Wave 11: Just Keep Shipping

Cognition4 min read

Earlier this week, we announced that Windsurf had been acquired by Cognition, the legendary team behind Devin. The two teams have been hard at work ramping up on each other’s codebases, and with our combined firepower we’re excited to keep pushing Windsurf to be the best agentic IDE. Without further ado, here’s what’s in Wave 11.

Voice

As Cascade has gotten better, we noticed that the tasks users are giving it have gotten more complex. Instead of just asking Cascade to make simple edits, users are relying on Cascade to build out entire features, perform large refactors, and implement PRs end to end. More complex tasks mean longer prompts with more information which can often be laborious to type out. In this wave, we’re bringing voice support to Cascade. This means that users can just speak to Cascade rather than having to type things out (though it doesn’t talk back…yet)

Named Checkpoints & @-mentioning conversations

We’ve also seen Cascade conversations get longer and longer. That means it’s important to be able to create named checkpoints (i.e. “snapshots”) in the conversation that users can easily revert back to.

Furthermore, as Cascade tackles bigger scope tasks, it’s important for it to be able to reference past conversations. Imagine you ask Cascade to implement a feature in one conversation. In the next conversation, you might want Cascade to add tests for that feature. Now, you can @-mention the first conversation so Cascade has full context of it as it goes to write tests for you.

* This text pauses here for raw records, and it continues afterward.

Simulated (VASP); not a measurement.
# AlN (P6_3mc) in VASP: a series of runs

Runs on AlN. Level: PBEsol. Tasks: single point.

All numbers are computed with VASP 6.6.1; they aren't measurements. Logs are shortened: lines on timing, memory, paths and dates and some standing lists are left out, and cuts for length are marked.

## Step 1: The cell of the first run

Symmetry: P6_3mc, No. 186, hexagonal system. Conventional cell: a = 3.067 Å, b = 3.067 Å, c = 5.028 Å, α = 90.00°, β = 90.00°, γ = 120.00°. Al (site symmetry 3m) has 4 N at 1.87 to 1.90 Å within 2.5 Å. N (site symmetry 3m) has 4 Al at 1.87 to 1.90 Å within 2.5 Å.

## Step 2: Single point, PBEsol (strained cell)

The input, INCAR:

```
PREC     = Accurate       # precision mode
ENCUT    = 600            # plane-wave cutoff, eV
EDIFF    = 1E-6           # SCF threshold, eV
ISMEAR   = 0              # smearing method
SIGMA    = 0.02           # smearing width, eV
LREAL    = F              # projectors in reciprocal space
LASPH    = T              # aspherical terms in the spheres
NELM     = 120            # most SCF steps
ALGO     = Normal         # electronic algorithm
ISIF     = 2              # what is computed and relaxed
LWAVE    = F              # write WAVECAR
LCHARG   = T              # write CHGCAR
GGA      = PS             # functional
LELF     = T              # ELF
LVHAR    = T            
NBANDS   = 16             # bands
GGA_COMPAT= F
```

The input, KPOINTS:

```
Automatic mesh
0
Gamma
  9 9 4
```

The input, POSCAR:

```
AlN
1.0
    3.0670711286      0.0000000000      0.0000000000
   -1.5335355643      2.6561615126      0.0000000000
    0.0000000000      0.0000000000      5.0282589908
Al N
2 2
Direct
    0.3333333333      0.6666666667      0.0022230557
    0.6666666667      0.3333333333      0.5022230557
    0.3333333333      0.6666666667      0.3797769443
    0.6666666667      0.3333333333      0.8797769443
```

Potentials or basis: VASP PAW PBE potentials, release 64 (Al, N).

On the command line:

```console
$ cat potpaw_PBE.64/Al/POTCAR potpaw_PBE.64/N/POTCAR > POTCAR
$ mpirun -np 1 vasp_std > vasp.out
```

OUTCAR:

Deeper Browser Integration

In Wave 10, we introduced the Windsurf Browser on the premise that so much of software engineering happens outside the IDE and in the browser. In this wave, we’re making the integration deeper by giving Cascade access to more Browser tools. For example, you can chat with Cascade about tabs that are open in the Browser using @-mentions, and Cascade can take screenshots and retrieve DOM trees:

For frontend development, the browser often has critical information that developers end up copying and pasting back and forth into Cascade. Think things like screenshots of a broken UI, console logs, DOM elements, and more. Now, Cascade can intelligently decide to collect this information by itself – no need to copy/paste or select specific information to send to Cascade. We think tightening this feedback loop between code and the browser will greatly accelerate frontend development work.

Planning Mode

Planning mode has been a huge hit with our users! Collaborating with Cascade to plan out and monitor progress on long-horizon tasks provides the right combination of speed and control. Turns out, this planning step also improves the actual quality and accuracy of Cascade’s responses. Because of this, we are turning planning mode on by default. You can still disable it anytime from the Cascade panel.

Improvements to JetBrains

We first brought Cascade to JetBrains back in Wave 7, and since then many dedicated JetBrains users have enjoyed the best agentic AI experience but in the comfort of their familiar IDE. This was especially important for our enterprise customers, many of whom have large development teams working on JetBrains IDEs. We’ve continued to invest in making the JetBrains experience better, and in this wave we’re bringing Planning Mode, Workflows, and file-based Rules all to JetBrains.

Miscellaneous

There’s a host of smaller, quality of life improvements in this wave. Including:

  • @-mention terminal: Now you can @-mention terminal in Cascade.
  • Auto-continue: You can turn on the Auto-Continue setting to have Cascade automatically continue its response if it hits a limit.
  • MCP OAuth and Streamable HTTP: Support for more MCP servers with easier and more secure authentication by integrating the new Streamable HTTP transport (replaces SSE) and MCP authentication (replaces access tokens or API keys in the config).
  • Global .codeiumignore file: Important for enterprise customers who use Windsurf across lots of repos. Now, you can enforce ignore rules across all repositories by placing .codeiumignore in the ~/.codeium/ folder

Thanks to our users for sticking with us through ups and downs. We’re excited to keep building the best agentic IDE for you. More to come soon. Until then, surf’s up!